Wilding pines on the way out of the Sounds
Archived content: This media release was accurate on the date of publication.
IntroductionFunds from the DOC Community Fund are helping eliminate wilding pines from the outer Marlborough Sounds.
Date: 20 June 2017
The Department of Conservation is delighted that funds from last year’s DOC Community Fund are helping to eliminate wilding pines from the outer Marlborough Sounds.
Dave Hayes, DOC Operations Manager Picton, says that the Marlborough Sounds Restoration Trust was granted $50,000 over two years to commence implementation of its Outer Pelorus Sounds Management Strategy.
“The Marlborough Sounds Restoration Trust is taking a strategic and staged approach to large scale wilding pine control. Significant control has been carried out in high priority areas throughout the Sounds since 2008, and this is now underway in the outer Sounds.”
John Hellstrom, Chairman of the Marlborough Sounds Restoration Trust, says the Trust was set up in 2003 to restore and protect the natural environment of the Marlborough Sounds.
“The Outer Sounds sites are at high risk from wilding pines with large open spaces of retired grazing land being rapidly colonised by wind-borne seed. Wilding pines crowd out the native bush and threaten the biodiversity of the Sounds as well as the landscape values.”
Earlier this year, the Trust began controlling wilding pines on Te Kopi peninsula at the entrance to Pelorus Sound, and will continue when the sap starts to rise again in September.
The Trust employs contractors to drill and inject the wilding pines with herbicide. Small seedlings and young trees are either hand-pulled or cut using a pruning saw. The treated trees die where they stand allowing native bush to regenerate and dominate again.
Te Kopi peninsula is privately owned by Te Karearea Trust, which is planning to complete a pest-proof fence across the peninsula and continue development of the site as a wildlife sanctuary.

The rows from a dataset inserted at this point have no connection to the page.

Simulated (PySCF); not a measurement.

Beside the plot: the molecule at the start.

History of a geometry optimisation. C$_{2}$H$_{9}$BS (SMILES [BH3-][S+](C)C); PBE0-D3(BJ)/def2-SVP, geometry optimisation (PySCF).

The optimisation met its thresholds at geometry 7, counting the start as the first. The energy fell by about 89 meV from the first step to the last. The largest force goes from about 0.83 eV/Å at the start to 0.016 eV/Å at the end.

Hellstrom says, “Te Kopi is a potential BNZ Kiwi Recovery site and we're delighted to get started on this work for Te Kopi Wildlife Sanctuary.”
The 2017 DOC Community Fund is open for Expressions of Interest until 23 June. This fund supports projects that engage communities in undertaking conservation initiatives.
As last year, priority will be given to applications focusing on predator control and the War on Weeds. See DOC Community Fund.
Marlborough Sounds Restoration Trust
The Marlborough Sounds Restoration Trust was set up in 2003 to restore and protect the natural environment of the Marlborough Sounds. Working with landowners, local businesses, the community and Government, their vision is to work with the community on projects that help look after and restore the natural value of the Sounds.
What is the Trust doing?
In 2007, the Trust decided to set up a comprehensive, community-led wilding pine programme, to complement existing control efforts.
The Trust aimed to establish a co-ordinated programme that tackled pine control in a strategic way, dividing its management areas into control blocks, based on the extent of wilding pine infestation, access considerations, tenure, land use and landscape values, and working through these in order of priority.
How are wilding pines controlled?
Professional contractors are engaged to undertake the control work. Seedlings and young trees are either hand-pulled or felled using a pruning saw.
Mature trees are generally poisoned by injecting holes into their trunks, and injecting a small amount of herbicide into each hole. The active ingredient is usually either glyphosate or metsulfuron-methyl, which are common agricultural herbicides. This method is environmentally-friendly, with no discharge of herbicide to land, waterways or the air. Occasionally, trees in difficult-to-access areas, or where they are widely spaced, will be treated from helicopter by herbicide application on to the bark of the trees.
What happens to poisoned trees?
Poisoned trees are left standing. Initially each tree turns brown and loses its needles, during which time it will be very obvious visually. Eventually, it will become a dead spar in the forest that will rot away, with its branches and stem slowly falling to the ground in pieces, over a period of up to 15 years for large trees.
Why are wilding pines not being felled?
The felling of wilding pines has been tried in the Sounds in the past. However, it can make the wilding pine problem worse. Large trees break down a lot of regenerating native vegetation as they hit the ground, thereby opening up a 'light well' on the forest floor. Pine seeds like high light conditions to germinate, and dozens of seedlings can appear around the felled tree.
By contrast, chemical control means the surrounding regenerating native vegetation is not disturbed, and allows a seamless transition from wilding pines to native vegetation.
It is widely recognised as the preferred means of managing wilding pines in forested areas.